ETL Overview

Data flow diagram

The overall ETL process is illustrated below. Broadly, a spreadsheet or CSV file is read from Google Drive (or local drive) as a pandas.DataFrame and pushed through a series of pipelines to produce a shipments.csv file which:

  • is transformed and loaded into the Analytics DB;

  • is written to local cache or Analytics (DEV) S3.

digraph G {

 graph [fontsize=10 fontname="Verdana" compound=true];
 node [shape=record fontsize=10 fontname="Verdana" margin=0.3];

 data[label="External Shipper Data\n(spreadsheet(s) on Google Drive \n OR local CSV/Excel file)" shape=box, color=black];
 db[label="Analytics DB\n(via Analytics Service API)" shape=box, color=black];
 s3[label="Analytics S3 / Local cache\n(via Prefect)" shape=box, color=black];

 data -> read;
 load -> db;
 output -> s3;

 subgraph cluster_A {
     subgraph cluster_B {
         read -> map;
         graph[style=filled bgcolor=lightgray label="for each\nexternal dataset" fontsize="10pt" margin=20];
     }

     map -> concat;
     concat -> filter;
     filter -> validate;
     validate -> geocode;
     geocode -> pcmiler;
     pcmiler -> fuel;
     fuel -> flag;
     flag -> cluster;
     cluster -> uuid;
     uuid -> output;
     output -> load;
     graph[style=dotted];
     label="leaf_engine.etl";
     }
 }

Pipeline functions

Shipper data is pushed through the functions below, in sequence. Most functions take as input a pandas.DataFrame (each row representing a shipment record) and return the same pandas.DataFrame with additional columns.

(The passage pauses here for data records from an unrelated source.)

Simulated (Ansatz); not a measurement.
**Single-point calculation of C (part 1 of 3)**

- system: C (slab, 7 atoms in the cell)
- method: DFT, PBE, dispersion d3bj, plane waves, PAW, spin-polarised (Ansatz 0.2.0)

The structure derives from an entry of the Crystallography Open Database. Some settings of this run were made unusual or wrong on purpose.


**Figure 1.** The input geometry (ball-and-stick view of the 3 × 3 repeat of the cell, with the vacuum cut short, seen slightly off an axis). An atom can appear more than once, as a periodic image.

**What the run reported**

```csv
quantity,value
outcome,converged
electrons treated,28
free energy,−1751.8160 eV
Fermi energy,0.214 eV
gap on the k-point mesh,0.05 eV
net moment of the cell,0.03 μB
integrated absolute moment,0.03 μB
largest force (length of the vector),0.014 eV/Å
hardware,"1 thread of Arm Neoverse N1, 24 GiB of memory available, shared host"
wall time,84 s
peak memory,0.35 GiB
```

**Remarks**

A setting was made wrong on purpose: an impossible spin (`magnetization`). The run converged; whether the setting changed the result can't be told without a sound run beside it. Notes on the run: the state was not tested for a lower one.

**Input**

  1. leaf_engine.read_dataset()

    Reads shipper data as specified in run parameters with one the following functions (depending on file type):

  2. leaf_engine.map_pipeline()

    Maps shipper data to Leaf internal schema using the mapping file specified in run parameters. Mapping files include custom code for (and push data through) the following functions:

    • _map_shipment_id

    • _map_shipment_id

    • _map_period

    • _map_origin_details

    • _map_destination_details

    • _map_equipment_type

    • _map_equipment_class

    • _map_mode

    • _map_hazardous

    • _map_protection

    • _map_weight

    • _map_stops

    • _map_shipments

    • _map_scac

    • _map_move_type

    • _map_load_type

    • _map_exclude_shipment

    • _map_company_miles

    • _map_company_transit_time

    • _map_carrier_name

    • _map_carrier_type

    • _map_delayed

    • _map_spends

    • _drop_duplicates

    • leaf_engine.etl.map._normalize_address_details() - Address normalization is applied as a last step in the map pipeline and is not custom to shipper.

  3. leaf_engine.concat_pipeline()

    Concatenates mapped datasets (if multiple datasets are used) and applies post-concatenation deduplication logic.

  4. leaf_engine.filter_pipeline()

  5. leaf_engine.etl.validate.validate_pipeline()

    Applies pandera validation. See leaf_engine.domain.columns for column-specific checks.

  6. leaf_engine.geocode_pipeline()

    Geocodes origin and destination details (city, country, state, zip). See leaf_engine.etl.geocode.geocode._geocode_location() for details.

  7. leaf_engine.pcmiler_pipeline()

    Makes PCMiler calls to determine distance (in miles and hours) and path geometry between origin and destination.

  8. leaf_engine.fuel_pipeline()

    Calculates fuel-specific columns: leaf_engine.domain.columns.LeafSpendColumn.

  9. leaf_engine.flag_pipeline()

    Flags anomalous weight and spend rows.

  10. leaf_engine.cluster_pipeline()

    Applies clustering logic. See leaf_engine.etl.cluster.dbscan_kmeans.DBSCAN_KMeans for algorithm, leaf_engine.etl.cluster.cluster_schema for cluster schema.

  11. leaf_engine.uuid_pipeline()

    Sets UUIDs for point locations, point-to-point (PTP) lanes, power lanes, and shipments.

  12. leaf_engine.etl.output.output_pipeline()

    Reorders columns and logs summary stats about data. The output of this pipeline is written to shipments.csv either locally or on S3 (via Prefect).

  13. leaf_engine.etl.load.load_pipeline()

    Applies transformations from leaf_engine.etl.transform on shipment data and makes Analytics Service API calls through leaf_engine.io.api.caller.LeafAPICaller to load shipment data into the Analytics DB.